Friday, November 25, 2011

The Rosetta Stone

HTML is the language for internet web pages. As such, it is not unlike the ancient Rosetta Stone, in that it provides an intermediary coded "text" which "translates" into a readable format (a "common tongue" language) as opposed to a jargon. Of course, without the technology of a "browser" such a translation doesn't happen. Could someone from an earlier culture--or, from one which had no knowledge of computer technology, untangle this code and make any kind of sense of it? Perhaps. Code-breaking can accomplish amazing feats.

(The image above is a digital photograph I took of part of a page display of HTML language which popped up when I was attempting to load a page from someone's web-site. Apparently my browser got confused and called up this gobbledygook as a PDF instead of the text version it's intended to display.)
Perhaps one would need both the HTML and the corresponding readable portion of any given text to be able to "decipher" it. Perhaps the "browser" is a kind of code breaker. Being able to interpolate from one language to another is in fact a kind of translation. Translators of known languages face precisely this problem: How to know the corresponding underlying meanings of the signifiers, and then transfer this precipitate or alembic into an equivalent language.
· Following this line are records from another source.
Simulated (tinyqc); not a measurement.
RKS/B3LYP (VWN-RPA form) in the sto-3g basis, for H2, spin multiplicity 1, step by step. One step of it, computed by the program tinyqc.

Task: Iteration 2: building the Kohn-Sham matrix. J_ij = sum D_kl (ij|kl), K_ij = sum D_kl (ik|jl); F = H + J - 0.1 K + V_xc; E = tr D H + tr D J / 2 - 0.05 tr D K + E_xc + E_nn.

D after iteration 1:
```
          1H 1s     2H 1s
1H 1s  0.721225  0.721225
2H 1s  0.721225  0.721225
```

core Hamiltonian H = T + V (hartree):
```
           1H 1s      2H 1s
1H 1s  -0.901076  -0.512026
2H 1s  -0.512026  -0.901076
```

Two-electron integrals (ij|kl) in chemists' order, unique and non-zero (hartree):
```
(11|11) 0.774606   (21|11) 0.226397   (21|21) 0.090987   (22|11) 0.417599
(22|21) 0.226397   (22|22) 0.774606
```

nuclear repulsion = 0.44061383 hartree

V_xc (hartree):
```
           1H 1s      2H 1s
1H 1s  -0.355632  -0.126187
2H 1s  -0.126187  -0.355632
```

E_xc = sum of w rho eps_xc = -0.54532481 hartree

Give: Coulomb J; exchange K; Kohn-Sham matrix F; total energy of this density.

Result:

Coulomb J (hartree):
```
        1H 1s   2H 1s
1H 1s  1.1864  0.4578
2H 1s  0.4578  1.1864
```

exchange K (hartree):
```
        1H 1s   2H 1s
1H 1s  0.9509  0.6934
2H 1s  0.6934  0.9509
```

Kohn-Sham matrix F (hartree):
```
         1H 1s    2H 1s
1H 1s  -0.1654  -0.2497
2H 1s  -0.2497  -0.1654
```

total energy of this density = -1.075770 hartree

Indeed, though, referring to an underlying "code" as the metaphor for the "gist" of any written text, implies a third thing, i.e., the mental sense which thinkers/speakers have of something, through the screen of any given language. Can physicists "see" phenomena in terms of mathematical language? When Pasternak or Neruda or Szymborska or Rilke call a spade a spade, is it ever the same spade which English speakers like you and I perceive? We tend to think there are large or subtle differences in the way languages describe things, even if those languages are related (as with romance languages). As Frost said, poetry is that which cannot be translated, i.e., that which is "lost in translation."

Is poetry a quality which develops with the immature mind, a process during which complex interrelationships and a deep familiarity are built up, a process which perhaps is difficult, at best, to replicate later in life, or in other ways? It may be possible for children to be raised as bi-lingual, but this process may be possible to certain individuals who retain the ability to acquire new language with great facility, throughout their lives--an aptitude that is not common at all. But is it possible to replicate the intimate familiarity which is acquired during the formative childhood years? It's a ponderable quandary.

The relationship between what is not known about the way language is experienced as a cognitive process, and the significance of symbolic/linguistic representation as only a partially reliable basis for apprehension, comprises the mediated no-man's land which is poetry's specific precinct. Any poetry which does not enter into or partake of this interzone of flux and shifting apprehension, risks being prosaic and doesn't deserve the name. It's the area of dreams and suppositions and irrationality and the unknown, and it's also where words undergo transformation and evolve into newer shades of meaning, where language undergoes mutation and recombinant change, becomes, in effect, new avatars of signification. 

It may be, too, that the rebellious child or adolescent mind resists the given cultural paradigms by deliberately (or unconsciously) reconfiguring the language as a way of adopting it as his own, or as a statement of individuality (or alienation). Abstraction in language could be described, in some cases, as a bastion against received sense, or the imposed "wisdom of the past." Attempting to valorize such private (or hermetic) abstracts of language is one way to legitimize one's idiosyncratic separateness or eccentric outlook. The investigations or discoveries in artistic media may be regarded thus as part of a campaign against the collectivization of thought or behavior. 

The language of the computer age could be seen, ironically, as part of a process of homogenization or regimentation of human thought and inquiry, or one unintended consequence of the globalization of discourse. Is this to be regarded as a favorable influence, of the democratization of peoples and cultures around the globe, or as an harbinger of a new authoritarianism spawned by technocrats looking to integrate communities into willing customer-bases or to manipulate them for purely political ends?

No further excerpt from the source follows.